Why Not Be Happy Now?

Since I was a kid, I’ve daydreamed. I molded scenes of how social interactions might go or how I could become whatever I wanted to be. As an adult, the habit didn’t change. The only difference was the landscape of my imagination. Those thoughts now pictured all the tangible goals in front of me happening. What would life be like if I finally became a mom? Or if we owned a home in our dream location? Would I be happy and fulfilled and finally get to kick away the I’ll be happy when blues? The phrase started too many sentences for me. It created a mindset for a life in a perpetual state of seeking the next high moment.
There was a place for goals and dreams. They occur to everyone in some form. It was natural to look at the future and crave growth. Reflection helped me remember the present had a valuable lesson on how fast life would go. If you blink, you could miss it. The past year showed the cruelty and gift that is time. The realization provided me with the needed perspective to shift my attitude. I had to ask the hard question of where I could find happiness right now. The search proved difficult. As humans, we could lean toward negativity. It’s the scab we all picked, even though we knew we shouldn’t.

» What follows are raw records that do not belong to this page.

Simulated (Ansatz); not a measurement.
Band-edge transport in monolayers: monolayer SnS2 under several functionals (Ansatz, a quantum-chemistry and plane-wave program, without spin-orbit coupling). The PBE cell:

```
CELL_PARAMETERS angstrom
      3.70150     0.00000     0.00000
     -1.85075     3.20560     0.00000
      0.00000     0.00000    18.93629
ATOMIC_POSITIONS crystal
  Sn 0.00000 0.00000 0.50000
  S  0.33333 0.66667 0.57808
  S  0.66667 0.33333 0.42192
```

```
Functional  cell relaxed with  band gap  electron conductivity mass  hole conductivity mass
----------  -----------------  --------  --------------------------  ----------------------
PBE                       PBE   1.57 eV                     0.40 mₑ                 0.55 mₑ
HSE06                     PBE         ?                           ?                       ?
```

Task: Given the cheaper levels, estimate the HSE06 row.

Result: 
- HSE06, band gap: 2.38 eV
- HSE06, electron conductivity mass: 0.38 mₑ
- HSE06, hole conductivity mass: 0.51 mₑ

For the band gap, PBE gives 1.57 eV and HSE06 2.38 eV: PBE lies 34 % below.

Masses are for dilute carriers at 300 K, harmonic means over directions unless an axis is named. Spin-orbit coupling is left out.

After some thought, I took inventory of the positivity in my orbit. I found happiness in the dog that greeted me with a gallop out the door when I picked her up from daycare. The joy I captured when I was in nature and the calm feeling I cherished. A contentment in the home my little family built together. Our apartment wasn’t all we want, but it gave us the roadmap to find what we needed. The comfort in my wife’s love shielded me from storms, celebrated wins, and grew with each day. When I zoomed out, there wasn’t happiness only in the future ahead, but in the present right before my eyes.